Now, if all cycles of \(\sigma\) are mixed then we have \(n_1=n_2\). And for any vertex \(v\in V\), \(d_G(v)+d_G(\sigma (v))=n_1=n_2\). That is, \(2s=n_1=n_2\). Hence, both \(n_1\) and \(n_2\) are even.

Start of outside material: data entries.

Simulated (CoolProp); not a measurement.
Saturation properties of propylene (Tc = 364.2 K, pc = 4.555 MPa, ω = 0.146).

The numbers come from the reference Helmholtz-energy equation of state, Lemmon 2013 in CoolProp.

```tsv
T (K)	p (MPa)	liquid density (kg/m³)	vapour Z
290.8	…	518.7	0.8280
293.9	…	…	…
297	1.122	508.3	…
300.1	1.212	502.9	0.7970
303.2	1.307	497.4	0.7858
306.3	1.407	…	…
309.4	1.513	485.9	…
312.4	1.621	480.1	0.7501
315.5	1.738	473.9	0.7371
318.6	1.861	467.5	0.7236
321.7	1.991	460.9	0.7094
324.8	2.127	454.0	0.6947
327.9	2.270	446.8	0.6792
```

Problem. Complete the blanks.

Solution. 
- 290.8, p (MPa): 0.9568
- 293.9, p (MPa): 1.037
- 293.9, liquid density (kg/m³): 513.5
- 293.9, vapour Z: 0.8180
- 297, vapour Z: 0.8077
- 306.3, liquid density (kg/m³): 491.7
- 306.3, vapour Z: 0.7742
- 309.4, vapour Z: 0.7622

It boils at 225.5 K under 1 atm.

Conversely, suppose \(n_1, n_2\) are even and \(n_1=n_2\). Let \(n_1=n_2=n\). To prove the converse, we construct a regular \(2\)-psc \(G(V_1,V_2)\) such that \(|V_1|=|V_2|=n\), where \(n\) is even. Let \(V_1=\{u_1,u_2,\cdots, u_n\}\), \(V_2=\{v_1,v_2,\cdots, v_n\}\) and \(V=V_1\cup V_2\). Let \(E=\{(u_iv_j)~|~i+j\equiv 0 ~\rm {or}~ 2 \pmod 4\}\) be the edge set of \(G\). That is, \((u_i v_j)\) is an edge if and only if \(i\) and \(j\) have the same parity. Clearly, \(d(u_i)=d(v_i)=\frac{n}{2},~~ i=1,2,\cdots, n\). Hence, \(G\) is regular. Let \(\sigma:V\rightarrow V\) be defined as \(\sigma(u_i)=u_{i+1}, i=1,2, 3,\cdots, n-1\), \(\sigma(u_n)=u_1,\) and \(\sigma(v_j)=v_j, j=1,2,3,\cdots n\). Observe that, for \(i=1,2,\cdots, n-1\) and \(j=1, 2, \cdots n\), if \((u_iv_j)\) is an edge in \(G\) then \(\sigma(u_iv_j)=(u_{i+1}v_{j} )\) is not an edge in \(G\), since \(i+1+j\equiv 1~\rm {or} ~3 \pmod 4\). Moreover, if \((u_nv_j)\) is an edge in \(G\) then \(j\) must be even and hence \(\sigma(u_nv_j)=(u_1v_j)\) is not an edge in \(G\). Hence, \(G\) is self-complementary with its complementing permutation \(\sigma\). ◻

In the next theorem, we prove the existence of a quasi-regular \(2\)-psc (i.e. quasi-regular bipartite self-complementary graph).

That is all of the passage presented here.